By The Landlord
“And the worst dreams that ever I have are when I hear the surf booming about its coasts or start upright in bed with the sharp voice of Captain Flint still ringing in my ears: “Pieces of eight! Pieces of eight!” – Robert Louis Stevenson, Treasure Island
“There comes a time in every rightly constructed boy's life when he has a raging desire to go somewhere and dig for hidden treasure.” – Mark Twain, Tom Sawyer
“The purest treasure mortal times afford, is spotless reputation; that away, men are but gilded loam or painted clay.” – William Shakespeare, Richard II
“There is more treasure in books than in all the pirates' loot on Treasure Island.” – Walt Disney
“The royal road to a man's heart is to talk to him about the things he treasures most.” – Dale Carnegie
'“Our deepest fears are like dragons, guarding our deepest treasure.” – Rainer Maria Rilke
“The human heart has hidden treasures,
In secret kept, in silence sealed;
The thoughts, the hopes, the dreams, the pleasures,
Whose charms were broken if revealed.” – Charlotte Brontë
“If teardrops were pennies and heartaches were gold,
I'd have all the treasures my pockets could hold.” – Dolly Parton
“Not all treasure is silver and gold, mate.” – Johnny Depp as Jack Sparrow in Pirates of the Caribbean
Shiver me timbers, shipmates, suddenly it's eight years since this once rickety and creaky, now proud and sturdy ark, with a friendly bar at its very heart, set sail – sometimes through stormy, icy waters, then through serene blue tropic – with its first, bold, playful, playlist topic.
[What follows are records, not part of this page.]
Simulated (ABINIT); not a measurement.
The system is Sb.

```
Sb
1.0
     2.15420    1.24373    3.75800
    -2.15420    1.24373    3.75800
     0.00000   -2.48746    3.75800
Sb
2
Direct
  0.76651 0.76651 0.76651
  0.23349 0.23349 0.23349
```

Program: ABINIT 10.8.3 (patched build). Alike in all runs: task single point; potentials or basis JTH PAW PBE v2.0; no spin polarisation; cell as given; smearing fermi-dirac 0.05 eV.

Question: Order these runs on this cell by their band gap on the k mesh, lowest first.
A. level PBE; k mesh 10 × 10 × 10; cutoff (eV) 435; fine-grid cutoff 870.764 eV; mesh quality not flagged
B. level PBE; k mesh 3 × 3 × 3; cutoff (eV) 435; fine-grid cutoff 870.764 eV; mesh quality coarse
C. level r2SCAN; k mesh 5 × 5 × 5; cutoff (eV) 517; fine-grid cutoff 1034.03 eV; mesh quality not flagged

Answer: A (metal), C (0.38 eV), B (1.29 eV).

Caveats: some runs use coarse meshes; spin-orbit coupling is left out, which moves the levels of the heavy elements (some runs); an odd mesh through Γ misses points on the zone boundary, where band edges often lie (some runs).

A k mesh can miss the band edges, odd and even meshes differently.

And since then, well over 400 others have flowed out, pretty much every week, dug from the deep recesses of my dark imagination and of others too, with an accompanying now huge chest of written introductions, not least playlist pieces too, all equivalent to at least 12 fat novels, but best of all, inspiring hundreds of thousands of songs nominated, gleamingly tuneful treasures dug out, picked, polished, cherished and lovingly stored in this beautiful, gleaming, open-access hoard.
Related topics such as money, gold, coins, precious metals, and even pirates have come up in the past, but not treasure per se, which can overlap of course but in a certain context, where they are indeed, treasure.
What then is treasure? Whether it be gold, jewels or other items deemed precious, perhaps also items of the natural world, art, or other original works, they always seem to share certain qualities. Being buried or deeply hidden, often rare and therefore valuable, subject to obsession and having immense power those who seek or find them, having a transcendent quality, made, hewn or evolved through time. But more on that shortly …
So then, why pieces of eight? Well, of course that's the years accrued, and with a little instrumental play on words of course, not unknown here, this phrase also seems summarily appropriate for the many joyous discoveries of our mutual endeavours. The word treasure can mean many things as we’ll see, but it also happens in the brain, with the sudden flash and glint in the mind's eye and ear, when a piece of music is found here, and the connection and association it brings.
But we can start with the core meaning when it comes to song lyrics and musical nuance. The term pieces of eight originally refers to division of the Spanish dollar coin, which in turn became the unofficial national currency of the original American colonies before independence. This Spanish currency, the equivalent of eight silver reales, was turned into change by the division of this silver coin into up to eight bits, ruling the currency and monetary waves from the 1570s until the French Revolution.
And so comes the phrase, a blessing and curse, when repeatedly spoken by the parrot belonging to and mockingly named by Long John Silver in Robert Louis Stevenson famous novel of 1883, Treasure Island. The setup of the treasure-seeking plot with maps and all, comes when in in 1750 Silver's former captain, the original Captain Flint of the ship The Walrus, had buried ill-gotten treasure on an Caribbean island with six of his shipmates, before he murders them all, leaving the corpse of one, Allardyce, with arms outstretched in the direction of the supposed buried chest.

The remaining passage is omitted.